COOK COUNTY CRIMINAL COURTHOUSE — A woman was found guilty of the first-degree murder of a Chicago police officer in Lakeview in 2008, a jury decided Wednesday night.
Robin Johnson, a woman with a reported history of mental illness, was on trial for the murder of Chicago Police Officer Richard Francis and the attempted murder of four other responding officers.
Johnson was found guilty of murdering Johnson in the early morning hours of July 2, 2008 and faces life in prison.
She was found not guilty for the attempted murder of the other four officers.
Prosecutors said Francis was not prepared for what he found outside a CTA bus in Lakeview at Belmont and Western, where a woman was harassing people.
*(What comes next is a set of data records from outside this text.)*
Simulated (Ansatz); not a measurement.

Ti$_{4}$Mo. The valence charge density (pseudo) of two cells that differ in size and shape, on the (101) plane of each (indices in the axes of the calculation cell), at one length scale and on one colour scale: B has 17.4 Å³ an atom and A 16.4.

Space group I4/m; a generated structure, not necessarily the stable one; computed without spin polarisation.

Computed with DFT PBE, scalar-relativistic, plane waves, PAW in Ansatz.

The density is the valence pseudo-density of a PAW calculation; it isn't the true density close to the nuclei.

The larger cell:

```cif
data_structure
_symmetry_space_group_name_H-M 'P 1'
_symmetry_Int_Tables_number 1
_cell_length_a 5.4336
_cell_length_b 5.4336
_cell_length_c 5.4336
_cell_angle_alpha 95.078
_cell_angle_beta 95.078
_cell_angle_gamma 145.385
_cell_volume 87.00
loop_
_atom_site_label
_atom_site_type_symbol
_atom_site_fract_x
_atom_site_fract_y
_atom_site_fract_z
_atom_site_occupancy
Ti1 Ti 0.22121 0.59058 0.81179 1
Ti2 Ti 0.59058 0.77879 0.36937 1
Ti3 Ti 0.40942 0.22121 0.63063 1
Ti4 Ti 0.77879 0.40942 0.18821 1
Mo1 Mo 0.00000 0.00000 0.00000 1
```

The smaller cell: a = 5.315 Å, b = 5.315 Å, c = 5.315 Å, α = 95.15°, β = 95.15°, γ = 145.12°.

Francis, 60, responded in the early morning hours of July 2, 2008 to a call for help from a CTA bus driver. Minutes later the veteran Chicago cop lay dying in the street with a bullet wound to the head while a shoot-out erupted around him.
"He underestimated the situation," said Assistant State's Attorney Jennifer Coleman. "He was working in a one-man car in a neighborhood that's not that bad."
Coleman said Johnson "was on a rampage" on the bus.
When the officer showed up, "she turned her rage to him ... and it ended in the worst possible way," Coleman said. "She put the gun in his face and pulled the trigger."
But Johnson's defense attorney, assistant public defender Kulmeet "Bob" Galhotra, argued that she was "a confused, distressed person who needed help." Her attorney said that Francis forced Johnson down onto his squad car as she struggled and "his service revolver went off."
Coleman countered that "Whatever struggle that was going on, that she started, it was over when she pulled the trigger."
Johnson allegedly shot Francis once in the face — the bullet pierced his eye, cut through his brain and tore through the back of his head — and then twice more.
With Francis lying prone in the street, Johnson then turned the service revolver on four more cops who rushed to the scene moments later, prosecutors said. The officers fired back, they said, striking Johnson multiple times in her arms and upper body.
"Just to be clear, they were trying to shoot her," Coleman said. "They put their lives right in the line of fire. ... She absolutely intended to kill him."
When the gunfire stopped, Johnson lay bleeding in the street, but she wasn't dead.
Prosecutors said the officers had to run past Francis' lifeless body to get to Johnson.
"She was still moving, she still had a gun in her hand," Coleman said.
Defense attorneys representing Johnson, in arguing that the gun went off in the struggle, say Johnson never intended to kill the officer.
Johnson was also found guilty of aggravated discharge of a firearm, for shooting at an officer who wasn't Francis, and of disarming an officer.
Regarding the four "not guilty" attempted murder verdicts, Valente said she respected the jury's decision.
"We respect their verdict," Valente said. "They did come back on the most serious charged."